Chunks of concrete and twisted aluminum lay in the street beside the destroyed homes of hundreds of Yazidis, a minority sect regarded by Sunni militants as infidels.
Estimates of the death toll varied from 175 to 500.
"Their aim is to annihilate us, to create trouble and kill all the Yazidis because we are not Muslims," said Abu Saeed, a grey-bearded old man in Kahtaniya.
Saeed told Deputy Prime Minister Barham Salih, who made a short tour of the devastated area, that 51 members of his extended family had been killed. About 100 angry Yazidi men gathered as Salih met local officials.
"It's like a nuclear site, the site of a nuclear bomb," Salih, a Kurd, told Reuters.
The U.S. military has said al Qaeda is the prime suspect for the bombings. It had said large-scale attacks were possible before a progress report on the conflict is delivered to Congress on September 15.

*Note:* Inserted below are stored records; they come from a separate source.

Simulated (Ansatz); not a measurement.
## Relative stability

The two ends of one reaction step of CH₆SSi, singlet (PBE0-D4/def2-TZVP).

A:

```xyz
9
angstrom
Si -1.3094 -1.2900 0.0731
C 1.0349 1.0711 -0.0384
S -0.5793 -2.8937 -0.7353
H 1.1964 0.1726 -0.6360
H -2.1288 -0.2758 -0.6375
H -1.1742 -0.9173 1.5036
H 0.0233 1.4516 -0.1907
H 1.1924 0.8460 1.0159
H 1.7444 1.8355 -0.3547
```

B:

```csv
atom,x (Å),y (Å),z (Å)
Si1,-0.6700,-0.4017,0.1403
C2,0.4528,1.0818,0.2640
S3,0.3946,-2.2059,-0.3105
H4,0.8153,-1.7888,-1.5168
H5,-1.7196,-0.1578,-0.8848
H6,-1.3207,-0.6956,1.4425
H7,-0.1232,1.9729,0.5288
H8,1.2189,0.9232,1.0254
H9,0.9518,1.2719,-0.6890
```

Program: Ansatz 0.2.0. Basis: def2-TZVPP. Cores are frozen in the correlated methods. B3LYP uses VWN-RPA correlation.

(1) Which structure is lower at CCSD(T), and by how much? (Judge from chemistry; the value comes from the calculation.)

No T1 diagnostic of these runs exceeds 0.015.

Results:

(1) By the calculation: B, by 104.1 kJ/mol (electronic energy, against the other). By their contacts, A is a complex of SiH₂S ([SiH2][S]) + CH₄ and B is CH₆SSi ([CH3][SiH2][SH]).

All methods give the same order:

U.S. forces this week began a new nationwide security push, including operations north and south of Baghdad, targeting Sunni Islamist al Qaeda militants and Shi'ite militias.
The U.S. military said on Thursday two soldiers had been killed and six wounded in combat north of the capital on Wednesday. A total of 3,701 U.S. soldiers have been killed in Iraq since the 2003 invasion to topple Saddam Hussein.
U.S. President George W. Bush, under pressure to show results in the unpopular war, has said August could be a bloody month as troops move out of bases into smaller outposts and as al Qaeda attempts to influence debate in Washington.
"NO MORE YAZIDIS"
"Al Qaeda wants to kill all the Yazidis," said another Kahtaniya villager, who gave his name only as Hossein. "Another bomb like this and there will be no more Yazidis left."
Yazidis are members of a pre-Islamic Kurdish sect of several hundred thousand in northern Iraq and Syria who say they are persecuted for their beliefs.
In April, gunmen killed 23 Yazidi factory workers in Mosul in apparent retaliation for the stoning several weeks earlier of a teenaged Yazidi girl who police said had fallen in love with a Sunni Arab man and converted to Islam. Continued...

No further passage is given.